Judge: IRS broke law ‘approximately 42,695 times’ in giving DHS data



Saturday, February 28, 2026-A federal judge has ruled that the Internal Revenue Service violated federal law “approximately 42,695 times” by improperly sharing confidential taxpayer information with U.S. Immigration and Customs Enforcement under a data-sharing arrangement with the Department of Homeland Security aimed at identifying and deporting immigrants. 

U.S. District Judge Colleen Kollar-Kotelly found that the IRS disclosed the last known addresses of taxpayers without ensuring that ICE’s request met the legal requirements under Section 6103 of the federal tax code, one of the strictest privacy protections in U.S. law. In many cases, ICE’s request lacked valid address information, yet IRS staff still provided additional details in violation of the statute.

The finding stems from a sworn declaration by the IRS’s chief risk and control officer, which showed that the agency provided DHS with information on roughly 47,000 individuals out of 1.28 million names requested — and that in most of those cases address data was shared without proper verification. 

Judge Kollar-Kotelly wrote that the IRS “not only failed to ensure that ICE’s request for confidential taxpayer address information met the statutory requirements, but this failure led the IRS to disclose confidential taxpayer addresses … in situations where ICE’s request … was patently deficient.” The scale of the disclosures has drawn sharp criticism from privacy and taxpayer rights advocates who argue the violations were systemic rather than isolated.
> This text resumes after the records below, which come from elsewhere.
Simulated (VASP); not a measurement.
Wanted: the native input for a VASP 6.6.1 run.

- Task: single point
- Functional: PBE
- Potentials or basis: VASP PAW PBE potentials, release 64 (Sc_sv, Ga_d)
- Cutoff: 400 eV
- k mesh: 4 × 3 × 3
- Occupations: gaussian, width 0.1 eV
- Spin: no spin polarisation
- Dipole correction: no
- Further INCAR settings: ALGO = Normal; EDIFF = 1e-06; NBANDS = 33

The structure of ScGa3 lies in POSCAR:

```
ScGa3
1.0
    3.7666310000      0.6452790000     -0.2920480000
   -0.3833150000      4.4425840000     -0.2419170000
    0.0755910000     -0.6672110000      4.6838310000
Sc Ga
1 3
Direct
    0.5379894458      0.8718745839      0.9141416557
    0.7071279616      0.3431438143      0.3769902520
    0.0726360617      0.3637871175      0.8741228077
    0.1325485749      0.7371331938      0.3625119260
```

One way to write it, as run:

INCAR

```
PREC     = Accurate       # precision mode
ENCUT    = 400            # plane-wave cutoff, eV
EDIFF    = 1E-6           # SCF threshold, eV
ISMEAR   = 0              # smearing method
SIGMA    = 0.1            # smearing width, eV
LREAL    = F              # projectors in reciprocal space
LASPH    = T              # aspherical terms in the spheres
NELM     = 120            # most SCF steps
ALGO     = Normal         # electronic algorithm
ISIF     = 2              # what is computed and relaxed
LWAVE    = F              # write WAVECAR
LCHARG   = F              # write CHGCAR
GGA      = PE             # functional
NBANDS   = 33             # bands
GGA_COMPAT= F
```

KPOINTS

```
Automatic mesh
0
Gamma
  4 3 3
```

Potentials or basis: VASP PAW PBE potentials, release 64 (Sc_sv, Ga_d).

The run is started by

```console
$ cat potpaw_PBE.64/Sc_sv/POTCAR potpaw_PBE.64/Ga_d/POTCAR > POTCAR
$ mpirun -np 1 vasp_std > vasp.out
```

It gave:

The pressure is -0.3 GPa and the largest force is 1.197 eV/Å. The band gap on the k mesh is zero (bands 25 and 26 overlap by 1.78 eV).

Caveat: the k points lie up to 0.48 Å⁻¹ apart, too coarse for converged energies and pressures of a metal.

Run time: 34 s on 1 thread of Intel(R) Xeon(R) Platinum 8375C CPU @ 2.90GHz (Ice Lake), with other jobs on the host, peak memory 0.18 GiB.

The federal government is appealing the ruling to the U.S. Court of Appeals for the D.C. Circuit, while separate court orders continue to block bulk transfers of IRS data and bar ICE from acting on information already obtained. The controversy has intensified debate over interagency data sharing, taxpayer confidentiality, and how federal agencies balance enforcement priorities with legal limits designed to protect sensitive personal information.